LINEAR_CURVE_V2: 0xe5d78fec1a7f42d2F3620238C498F088A866FdC5
EXPONENTIAL_CURVE_V2: 0xfa056C602aD0C0C4EE4385b3233f2Cb06730334a
XYK_CURVE_V2: 0xc7fB91B6cd3C67E02EC08013CEBb29b1241f3De5
GDA_CURVE_V2: 0x1fD5876d4A3860Eb0159055a3b7Cb79fdFFf6B67

How Bonding Curves Work

Bonding curves use pair state to determine the appropriate buy or sell price for a given number of NFTs. Specifically, they use a pair's spotPrice and delta to calculate net pricing (exclusive of fees) for numItems NFTs.

Curves also calculate the sudoswap protocol fee and, for TRADE pools, the LP's chosen fee/spread.

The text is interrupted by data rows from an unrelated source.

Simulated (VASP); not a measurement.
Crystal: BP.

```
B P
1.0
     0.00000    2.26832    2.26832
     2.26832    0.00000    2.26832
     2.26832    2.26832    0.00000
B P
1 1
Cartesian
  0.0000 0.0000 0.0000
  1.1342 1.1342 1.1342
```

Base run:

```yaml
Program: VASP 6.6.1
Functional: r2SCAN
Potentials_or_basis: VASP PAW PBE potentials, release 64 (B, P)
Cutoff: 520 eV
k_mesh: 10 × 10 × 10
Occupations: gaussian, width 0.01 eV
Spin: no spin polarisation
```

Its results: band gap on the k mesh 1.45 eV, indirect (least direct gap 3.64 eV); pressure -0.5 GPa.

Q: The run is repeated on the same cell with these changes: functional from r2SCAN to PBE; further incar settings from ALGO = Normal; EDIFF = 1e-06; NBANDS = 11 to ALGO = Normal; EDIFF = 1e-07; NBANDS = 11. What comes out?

The relevant methods for this, getBuyInfo and getSellInfo, are defined in the ICurve interface. Besides the name, the interface for both methods is identical:

    function getBuyInfo(
        uint128 spotPrice,
        uint128 delta,
        uint256 numItems,
        uint256 feeMultiplier,
        uint256 protocolFeeMultiplier
    )
        external
        view
        returns (
            CurveErrorCodes.Error error,
            uint128 newSpotPrice,
            uint128 newDelta,
            uint256 inputValue,
            uint256 tradeFee,
            uint256 protocolFee
        );

In addition to returning the net inputValue for a transaction and the relevant tradeFee and protocolFee, these bonding curve methods also return a newSpotPrice and newDelta which are used to adjust the pair's pricing.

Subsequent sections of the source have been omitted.